It will be at least mid-February before the City of Whitehorse has a new development incentive policy in place.
Whitehorse city council members voted Jan. 27 to defer adopting the new policy following questions about how incentives would be applied to phased-in projects and concerns over the impact of higher density developments on parking.
The focus of the new policy is on densification as well as supportive and rental housing with different provisions of the policy focusing on each of those.
There would also be changes in how the grant is provided. The incentives for nearly all categories would now come through grants for a portion or all of the development cost charges (DCCs). That’s instead of the current system, which provides a tax grant annually for up to 10 years.
The exception would be the incentive for rental and supportive housing development, which would see approved projects receive up to $500,000 in reduced development cost charges and a 10-year tax grant for developing a minimum of four rental units operated for at least 10 years or a minimum of four supportive living units.

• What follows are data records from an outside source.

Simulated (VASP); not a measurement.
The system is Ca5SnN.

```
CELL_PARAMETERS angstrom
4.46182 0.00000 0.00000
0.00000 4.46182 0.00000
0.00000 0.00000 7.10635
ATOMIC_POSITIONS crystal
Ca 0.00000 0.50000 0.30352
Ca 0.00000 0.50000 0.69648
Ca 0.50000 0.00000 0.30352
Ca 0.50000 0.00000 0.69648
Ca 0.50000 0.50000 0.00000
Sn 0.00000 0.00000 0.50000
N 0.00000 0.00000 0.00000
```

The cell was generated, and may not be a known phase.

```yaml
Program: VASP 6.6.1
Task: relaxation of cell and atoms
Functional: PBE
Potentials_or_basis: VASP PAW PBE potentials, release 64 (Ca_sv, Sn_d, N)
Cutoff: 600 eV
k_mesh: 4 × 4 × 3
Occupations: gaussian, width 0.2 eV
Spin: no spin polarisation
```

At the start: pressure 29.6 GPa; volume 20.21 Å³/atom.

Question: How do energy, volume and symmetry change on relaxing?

That left Coun. Dan Boyd questioning how the city would ensure multi-year phased-in developments are proceeding according to planned timelines and exactly who the city would collect any DCCs from should a rental property that was provided an incentive be converted into condos.
He also wondered how the city would administer the incentive for projects that are planned to be phased in over a number of years.
Mike Gau, the city’s director of development services, told council the proposed policy allows for phased-in projects with developers required to provide the city with a master plan ahead of time in order to receive the incentive.
He did note as well that officials could look further into how any incentives may be clawed back at a future date if the terms for the incentive aren’t met.
City manager Linda Rapp also said, when questioned about it by Coun. Steve Roddick, that any timeline requirements would be enforced as they are now, through regular monitoring.
Meanwhile, a number of other council members highlighted concerns around parking, an issue that also came up during discussion at an earlier meeting.
With a focus on encouraging density, there are provisions that would require developments under the Neighbourhood Density Development category to be built to at least 90 per cent of the maximum density to receive an incentive. Another category, the RCM2 Zone Development. would require developments to be built 50 per cent over the minimum density to receive the incentive.
Coun. Laura Cabott was vocal in her concerns over parking, questioning whether the city is moving too fast in promoting densification without plans on how to address parking that could end up on the street.
She noted that though a number of zones may require at least one parking stall per housing unit, many people have more than one vehicle.
Gau explained parking requirements are outlined in the zoning bylaw and council could look at that if members wanted to make any changes to parking regulations, adding that home-buyers can choose to purchase properties with parking to suit their vehicles.
Cabott replied by pointing out “there’s not a big choice” when it comes to buying properties right now in Whitehorse with many of the newer lots built for less parking. She said she appreciates the zoning bylaw is in place to deal with parking, but there could be issues encouraging developers to build for higher density without consider the implications for parking.
She questioned whether city officials had considered adding in communal parking locations where residents can park a second vehicle away from the housing development, something she said is done in Sweden. Gau said the city had not looked at that.
Meanwhile, Roddick described parking as a concern for him too, but added the city could address potential parking issues through more parking management techniques.
Highlighting the concerns throughout the discussion, Cabott proposed deferring the vote by two weeks after confirming with city manager Linda Rapp that the delay wouldn’t have a major impact on developments in the city. Rapp indicated it likely wouldn’t have an impact until the 2020 construction season gets underway.
“This policy impacts many people,” Cabott said in arguing council should take more time to consider the policy. “People are looking for housing, (and) need housing.”
The policy will come back to council Feb. 10.